It has come to the minds of certain respected academics, such as Professors Webster, Nitze and Cross to try to account for the number of times that Queen Guenevere has been abducted – which amounts to no less than fourteen!

Even allowing for a possible element of duplication this does seem to be excessive! It has indeed been remarked upon by a number of other commentators, with the general concensus that it probably derives from a Celtic version of the Persephone myth. That Guenevere is a representative of the Spring Maiden who is carried off to the Underworld for six months each year by the Winter King.

Now this interpretation may well be valid at one particular level, but there are elements that suggest it is not the whole story. For one thing, Guenevere does not appear to fit this goddess archetype terribly well. And so it has been suggested that a more likely explanation might well be that Queen Guenevere was not a human queen at all - but a Faery!
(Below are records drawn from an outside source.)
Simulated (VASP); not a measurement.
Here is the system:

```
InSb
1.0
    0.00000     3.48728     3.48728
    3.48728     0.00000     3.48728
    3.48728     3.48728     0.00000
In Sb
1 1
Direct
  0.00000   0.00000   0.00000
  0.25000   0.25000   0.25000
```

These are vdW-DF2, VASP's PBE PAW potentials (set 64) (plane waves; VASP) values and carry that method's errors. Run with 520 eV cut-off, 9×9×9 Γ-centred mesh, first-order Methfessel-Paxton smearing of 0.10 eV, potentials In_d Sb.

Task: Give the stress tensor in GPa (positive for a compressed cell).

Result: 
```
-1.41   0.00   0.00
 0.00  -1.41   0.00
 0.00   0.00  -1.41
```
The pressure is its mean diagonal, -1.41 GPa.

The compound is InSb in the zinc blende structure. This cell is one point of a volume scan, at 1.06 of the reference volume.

Startling as this premise may sound, once it is accepted much else falls into place. For example, the usual translation of the name Guenevere as “white shadow” or “white phantom” does not describe a pale ineffectual human being but a shining faery. An accurate description of how the white light of the faery world shines bright and clear through the physical form which she, and others of her kind, must adopt if they are to exist within the human dimension. A consequence of the tradition of faery blood being a radiant white as opposed to the more sluggish human red.
And why was she fetched from her father’s house to Camelot by Lancelot? Was it because he was a knight who already had one foot in the faery world through his fostership by the Lady of the Lake, who had seized him as a child? What is more, if she were a faery princess, she might well have been already betrothed to a faery lord. In which case her abductions might well be attempts by the Faery world to get her back.

Indeed we can see in all of this a startling parallel with the situation in The Immortal Hour, based upon the ancient Irish myth that inspired Rutland Boughton and Fiona McLeod. There it is Etain who is a faery who finds herself a queen in the human world, married to the human king Eochaid the High King of Ireland, and who is eventually taken back to Faeryland by her faery husband Midir.

However, whilst professional Arthurian scholars may be content to leave things there, as an academic hypothesis, if this contention is true it raises profound esoteric issues that reverberate through the whole of Arthurian tradition.

For if Guenevere is a faery amongst humans, and married to the human King Arthur, the relationship between human and faery realms lies at the very core of the Arthurian stories. Their marriage bridges two different worlds of reality in a way that effects both kingdoms of human and faery. Thus many of the Arthurian stories can be looked upon as the record of attempts to explore and heal the relationship between the two races which inhabit the earth, faery and human.

Some of these issues, and more besides, have been taken up by Wendy Berg, in a book entitled Red Tree, White Tree, which is in course of production by Thoth Publications and I recommend you look to out for it. In the meantime you can find a summary of it as an Appendix to The Arthurian Formula, or serialised in the latest two issues of The Inner Light Journal. [Spring and Summer 2007].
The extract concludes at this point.